11 states still seeking to pass budgets
Cub Scouts being kicked out of a campground in New Jersey may be the most visible sign of budget problems in American states, but New Jersey is far from alone in struggling to work out a spending plan.
As the budget year started most places Saturday, 11 states did not have budgets in place, according to the National Association of State Budget Officers.
Not all the budget fights are as dramatic as Republican Gov. Chris Christie’s shutdown in New Jersey, or the granddaddy of spending disputes — the now more than two years Illinois has operated without a spending plan.
Many of the disputes are driven by ideological divides made worse by poor budget forecasting. Half of states received less in taxes than expected last fiscal year, the worst job of estimating since the tail end of the Great Recession, according to the budget officers association.
In some states such as Wisconsin, the disagreement is whether to borrow money or raise taxes.
The states without a budget on July 1 are Connecticut, Delaware, Illinois, Maine, Massachusetts, New Jersey, Oregon, Rhode Island and Wisconsin, while in Pennsylvania and Michigan the budget has passed the Legislature and is on the governor’s desk.

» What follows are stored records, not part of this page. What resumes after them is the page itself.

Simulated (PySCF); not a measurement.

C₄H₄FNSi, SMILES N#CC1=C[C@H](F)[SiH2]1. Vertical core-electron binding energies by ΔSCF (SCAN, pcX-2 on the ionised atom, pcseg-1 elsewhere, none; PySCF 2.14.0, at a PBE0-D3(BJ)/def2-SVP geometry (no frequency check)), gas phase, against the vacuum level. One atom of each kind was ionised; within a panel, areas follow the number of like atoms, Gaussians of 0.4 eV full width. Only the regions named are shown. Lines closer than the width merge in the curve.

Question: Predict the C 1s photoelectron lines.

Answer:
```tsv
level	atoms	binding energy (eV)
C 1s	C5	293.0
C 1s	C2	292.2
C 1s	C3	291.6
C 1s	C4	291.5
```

A look at the problems blocking spending plans in some of states and the potential consequences:
NEW JERSEY
Republican Gov. Christie ordered the shutdown of nonessential state services such state parks and the motor vehicles commission late Friday as he put pressure on Democratic lawmakers to overhaul New Jersey’s biggest health insurer.
There were the obvious signs of a modern budget impasse like the roughly 25 Cub Scouts from Pack 124 in Tinton Falls being forced to leave Cheesequake State Park. Christie’s administration placed the photo of Democratic Assembly Speaker Vincent Prieto, on whom it’s blaming the shutdown, on signs announcing the parks are closed.
ILLINOIS
Saturday marked the start of a third year without a budget for Illinois. And that lack of a spending plan has it in the most dire straits of any state in the United States.
The problems started when Republican Gov. Bruce Rauner took over in 2015, the same year a temporary four-year tax increase ended. In his first budget year, Democrats ignored Rauner’s demands, and the state kept the same spending plan as it had when it was collecting the extra $7 billion a year in taxes.
Illinois is now running on an estimated $6 billion deficit. Comptroller Susana Mendoza is warning that without some kind of spending plan, state workers may stop getting paychecks, pension payments may be halted, money-generating lottery ticket sales could stop and the state’s credit rating could fall to “junk” this summer.
MAINE
In Maine, lawmakers worked over the weekend, but it appeared residents will start dealing today with the state’s first government shutdown since 1991.
Democrats and Republicans in the Legislature worked together on the two-year, $7.1 billion budget, but Republican Gov. Paul LePage said he couldn’t accept it because it did not include his income tax cuts.
WISCONSIN
The budget deal in Wisconsin fell apart over an issue dogging many states these days — how to pay to fix and improve crumbling roads.
Dwindling collections from the state’s gas tax and vehicle registration fees have left a $1 billion hole in the two-year, $76 billion spending plan Wisconsin was supposed to have in place Friday.
Republican Gov. Scott Walker wants to borrow $500 million and delay some projects to save money.